Sunday, 14 April 2013
Eric Hesketh Hubbard: art & graft
Eric Hesketh Hubbard was a man of many parts, as the prints you see may suggest. Not only was he a remarkably suave painter, his railway poster designs had the requisite sweep and panache, he published both books and prints, and was good at promoting all of these efforts. The gulf between the way of life he shows in these deceptively simple prints and his own was a big one. While his Romanies and cider-press men travelled the back-roads and heaths of the New Forest, he was sailing across the Atlantic to New York. It sometimes surprises me that he made such workaday woodcuts at all. They were all put out by his Forest Press at Breamore in Hampshire, and in such large numbers, it also surprises me that more haven't come my way.
They have no more in common with the lush woodcuts of the Colour Woodcut Society than they do with the Grosvenor School linocuts in progressive mode. What he did was take the bravura manner and emphatic keyblock of Frank Brangwyn and apply it to the 1920s. Like Brangwyn, he is third force, fertile and with much the same facility, though not so stagey. He avoided fashion like the plague. And perhaps in the end that is part of the appeal. How many artists would set about making a portfolio of old gates in a cathedral close? It isn't chic, but it sure is canny. The other old rogue behind him was Turner. Hesketh Hubbard was nothing if not educated about art and what people wanted.

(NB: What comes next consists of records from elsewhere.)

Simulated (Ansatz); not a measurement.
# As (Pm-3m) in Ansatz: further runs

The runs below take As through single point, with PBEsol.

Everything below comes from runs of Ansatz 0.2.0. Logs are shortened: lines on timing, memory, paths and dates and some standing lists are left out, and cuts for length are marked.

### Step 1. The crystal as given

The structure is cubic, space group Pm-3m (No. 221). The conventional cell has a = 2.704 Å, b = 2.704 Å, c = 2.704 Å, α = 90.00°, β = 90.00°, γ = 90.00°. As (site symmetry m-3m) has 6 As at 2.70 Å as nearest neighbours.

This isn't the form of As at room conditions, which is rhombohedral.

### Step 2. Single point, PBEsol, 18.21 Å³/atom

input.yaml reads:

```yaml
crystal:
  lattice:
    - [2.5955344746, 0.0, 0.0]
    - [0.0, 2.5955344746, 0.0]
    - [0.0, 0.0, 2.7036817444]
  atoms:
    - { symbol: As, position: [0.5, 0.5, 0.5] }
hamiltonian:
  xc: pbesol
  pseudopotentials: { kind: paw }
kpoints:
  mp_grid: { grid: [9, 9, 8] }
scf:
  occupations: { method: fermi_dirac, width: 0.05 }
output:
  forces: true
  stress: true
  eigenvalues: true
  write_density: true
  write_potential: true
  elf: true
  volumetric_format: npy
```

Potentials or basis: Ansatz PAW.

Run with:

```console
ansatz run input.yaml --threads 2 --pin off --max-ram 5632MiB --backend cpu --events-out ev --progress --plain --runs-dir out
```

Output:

These are essentially works of translation. Exactly the same thing was said about Yoshijiro Urushibara after he had been working with Frank Brangwyn for a number of years. Unlikely as it sounds, Urushibara took Brangwyn and gave him nuances he could never have found for himself. These prints do something similar. They tone Brangwyn down, and are as likeable as they are blokish. And unlike Brangwyn, they are also deeply English, images of people getting on with things and minding their own business, determindly out of fashion.